HONG KONG (Reuters) – Shares in China's leading e-commerce firm Alibaba.com (1688.HK: Quote, Profile, Research) slid 6 percent on Monday after Microsoft Corp (MSFT.O: Quote, Profile, Research) dropped a bid for Yahoo Inc (YHOO.O: Quote, Profile, Research), Alibaba's key investor.
Yahoo owns 39 percent of Alibaba's parent, Alibaba Group, and Microsoft's failure to win Yahoo means potential business opportunities Alibaba might have had with Microsoft, such as in advertising or online trading, would not now likely materialize.
“The stock fall was largely expected as Microsoft dropped its bid for Yahoo, and there will be no news for Alibaba in the short term,” said Antony Mak, sales director at DBS Vickers.
Shares in Alibaba, due to post quarterly earnings on Tuesday, closed down 5.9 percent at HK$15.24, their biggest drop in four weeks, underperforming the Hang Seng Index .HSI, which eased 0.22 percent.
“This is a highly volatile stock, and is driven by sentiment,” said Francis Cheung, analyst at CLSA. “The news may have affected sentiment but has very little to do with what the company can do in terms of earnings.”
Some analysts said the withdrawal of Microsoft's $33 per share bid for Yahoo would help remove some uncertainty as Alibaba Group had been touted as seeking investors to buy Yahoo's stake in a move to stop Microsoft getting access to Alibaba stock.
“The news is not so negative, but obviously investors are using this as an excuse to sell after a sharp rally last week,” said Linus Yip, strategist at First Shanghai Securities Ltd.
Alibaba shares had jumped 12.5 percent to a 4-week high on Friday amid talk that Microsoft, the world's biggest software maker, may raise its Yahoo bid. But Microsoft gave up the chase on Saturday after failing to meet Yahoo's $47.5 billion price tag.
Alibaba declined to comment on Microsoft's decision.

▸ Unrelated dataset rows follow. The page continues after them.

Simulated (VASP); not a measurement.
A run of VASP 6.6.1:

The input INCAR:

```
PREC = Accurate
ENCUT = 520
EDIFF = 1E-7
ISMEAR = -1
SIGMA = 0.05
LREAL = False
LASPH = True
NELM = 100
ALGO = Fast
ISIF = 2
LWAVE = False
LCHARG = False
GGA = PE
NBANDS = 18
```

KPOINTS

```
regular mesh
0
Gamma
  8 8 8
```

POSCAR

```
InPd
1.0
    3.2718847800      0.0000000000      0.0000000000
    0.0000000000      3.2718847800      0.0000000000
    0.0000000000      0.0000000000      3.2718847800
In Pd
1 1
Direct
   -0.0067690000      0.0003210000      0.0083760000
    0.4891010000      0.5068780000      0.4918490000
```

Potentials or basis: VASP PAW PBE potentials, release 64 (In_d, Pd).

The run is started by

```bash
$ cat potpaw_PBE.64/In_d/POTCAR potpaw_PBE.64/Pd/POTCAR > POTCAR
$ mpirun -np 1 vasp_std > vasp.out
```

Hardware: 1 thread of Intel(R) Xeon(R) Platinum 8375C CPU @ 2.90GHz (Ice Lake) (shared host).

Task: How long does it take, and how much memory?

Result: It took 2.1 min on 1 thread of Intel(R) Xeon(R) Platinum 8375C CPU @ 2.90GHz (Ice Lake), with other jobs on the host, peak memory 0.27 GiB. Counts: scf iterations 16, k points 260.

“This is an issue for our parent company only. Three months ago when this issue was first raised, we didn't have any comment, and we don't have any comment now,” CEO David Wei told reporters after a shareholder meeting in Hong Kong on Monday.
Alibaba shares, listed in Hong Kong in November and ranked as the city's most popular IPO last year, have slumped 45 percent this year amid a global share sell-off, underperforming a 5.9 percent fall on the blue chip Hang Seng.
The stock, which trades at 58 times forecast earnings, nearly tripled on its debut from an IPO price of HK$13.50 that had valued the company at more than 106 times forecast earnings.
The company is expected to report a strong first quarter net profit of 263-290 million yuan ($37.6-$41.4 million) as margins improved, according to two analysts polled by Reuters. It earned 295 million yuan for the first six months of 2007.
Concerns about Alibaba's premium membership growth and the impact of a firmer yuan and a slowing U.S. economy on its customer renewal rate, could continue to overhang the stock, analysts said.
“Alibaba mainly caters to external trade, and I think external trading is going to slow,” Cheung said.
Alibaba, looking to serve small- to medium-sized businesses, shrugged off the threat of a slowing global economy, saying this could instead be an opportunity for it and its customers.
“E-commerce helps small- and medium-sized companies to control costs, to source better and make better profits — it could enable them to survive,” Wei said.